# Leaving the country while 820/801 De Facto Visa application is pending



## puntaara (Jul 17, 2013)

Hey guys,

my girlfriend is Australian and we've been together for almost 7 years. We lived in Germany for a few years while I was finishing uni and came back to Australia in 2011. I came to Oz on a Working Holiday Visa, after a year we decided to apply for the de facto partner visa (820/801) and lodged our application in person at the DIAC office in Sydney in August 2012.

Up until now, 11 months later, we haven't heard anything about our application, we haven't even been assigned a case officer yet. I called the office a few weeks ago: nobody has even touched the application yet but that seems to be normal according to the DIAC.

Since our careers have been on hold for a few years now and we can't find appropriate work in Australia we decided to go back to Germany and pick up work there.

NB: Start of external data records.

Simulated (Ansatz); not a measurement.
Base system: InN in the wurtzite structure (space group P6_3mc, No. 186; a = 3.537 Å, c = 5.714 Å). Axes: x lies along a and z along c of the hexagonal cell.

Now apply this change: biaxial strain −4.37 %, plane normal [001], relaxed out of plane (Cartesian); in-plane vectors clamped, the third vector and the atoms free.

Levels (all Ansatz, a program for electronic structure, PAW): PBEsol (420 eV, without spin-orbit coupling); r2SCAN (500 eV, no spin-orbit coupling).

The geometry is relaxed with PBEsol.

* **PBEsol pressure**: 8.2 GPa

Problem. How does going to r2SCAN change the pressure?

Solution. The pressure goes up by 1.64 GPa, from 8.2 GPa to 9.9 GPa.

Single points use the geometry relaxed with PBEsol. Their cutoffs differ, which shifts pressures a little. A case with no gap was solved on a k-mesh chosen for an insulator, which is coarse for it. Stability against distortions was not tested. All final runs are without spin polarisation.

However, I still would be interested in getting the partner visa granted. Not only for the thousands of dollars we paid and weeks of work we put into the application but also just in case we decide to come back to Australia at a later stage.

The problem: 
In the partner visa booklet it says: 
"_If you lodge your application while you are in Australia, you must be in Australia when the temporary Partner visa (subclass 820) is granted._"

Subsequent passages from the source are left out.